Will Kenny Anthony relent and break his silence on Grynberg in the best interests of Saint Lucia? Will Prime Minister Allen Chastanet demand accountability?

Could it be the press secretary’s contempt for the collective intelligence of the local media is showing yet again? Could she have counted on our vulnerable “media practitioners” to be blinded by the light of that capitalized “wins another round” headline? To be fair, she clearly states the ICSID’s reasons for granting the petitioners their latest appeal: Jack Grynberg’s refusal to post a guarantee of US$750,000 perchance his breach of contract lawsuit should prove unsuccessful.  

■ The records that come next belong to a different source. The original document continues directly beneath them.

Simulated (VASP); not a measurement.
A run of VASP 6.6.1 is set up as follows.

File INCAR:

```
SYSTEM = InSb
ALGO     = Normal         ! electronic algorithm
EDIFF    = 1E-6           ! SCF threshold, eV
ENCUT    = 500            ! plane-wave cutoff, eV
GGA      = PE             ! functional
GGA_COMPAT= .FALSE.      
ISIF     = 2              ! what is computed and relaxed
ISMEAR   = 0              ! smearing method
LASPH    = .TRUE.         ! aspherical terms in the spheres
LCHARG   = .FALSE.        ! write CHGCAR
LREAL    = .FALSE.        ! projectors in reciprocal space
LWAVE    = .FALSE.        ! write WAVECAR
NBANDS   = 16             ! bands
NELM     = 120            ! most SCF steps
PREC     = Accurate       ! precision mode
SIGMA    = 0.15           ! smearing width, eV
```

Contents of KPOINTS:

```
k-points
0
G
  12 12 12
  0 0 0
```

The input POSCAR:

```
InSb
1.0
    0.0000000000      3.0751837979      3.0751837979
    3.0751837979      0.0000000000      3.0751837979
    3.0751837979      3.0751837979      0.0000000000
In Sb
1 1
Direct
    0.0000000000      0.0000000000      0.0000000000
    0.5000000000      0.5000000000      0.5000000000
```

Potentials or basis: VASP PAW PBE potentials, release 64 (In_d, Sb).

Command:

And what if, by some miracle, Saint Lucia should lose? Grynberg is demanding in that happy event, more than half our nation’s annual budget. Grynberg had earlier been ordered by the ICSID to “pay all the advances toward the administrative costs of the arbitration.” The government has chosen not to release the exact figure.

Ms JnPierre-Emmanuel generously added for our edification that the tribunal’s order was a first. Her research had revealed that in all previous ICSID cases the contending parties had each been ordered to pay 50% toward administrative costs. My own exhaustive investigations indicate Jack Grynberg is hardly the kind of guy nice girls would happily take home to meet their mamas—unless of course such nice girls and their mamas were gold diggers with a thing for contentious oilmen.

  The question that has always stumped this particular scribe: Bearing in mind all there is to read on the Internet about Grynberg’s discombobulating idiosyncrasies, especially when dealing with small countries with oil potential, such as Grenada, why did foreign affairs permanent secretary Earl Huntley secretly introduce him to Saint Lucia’s prime minister? Even more perplexing, why did Kenny Anthony, who could quite possibly quote Section 41 of the Saint Lucia Constitution blindfolded, entertain an ostensible scoundrel like Grynberg? 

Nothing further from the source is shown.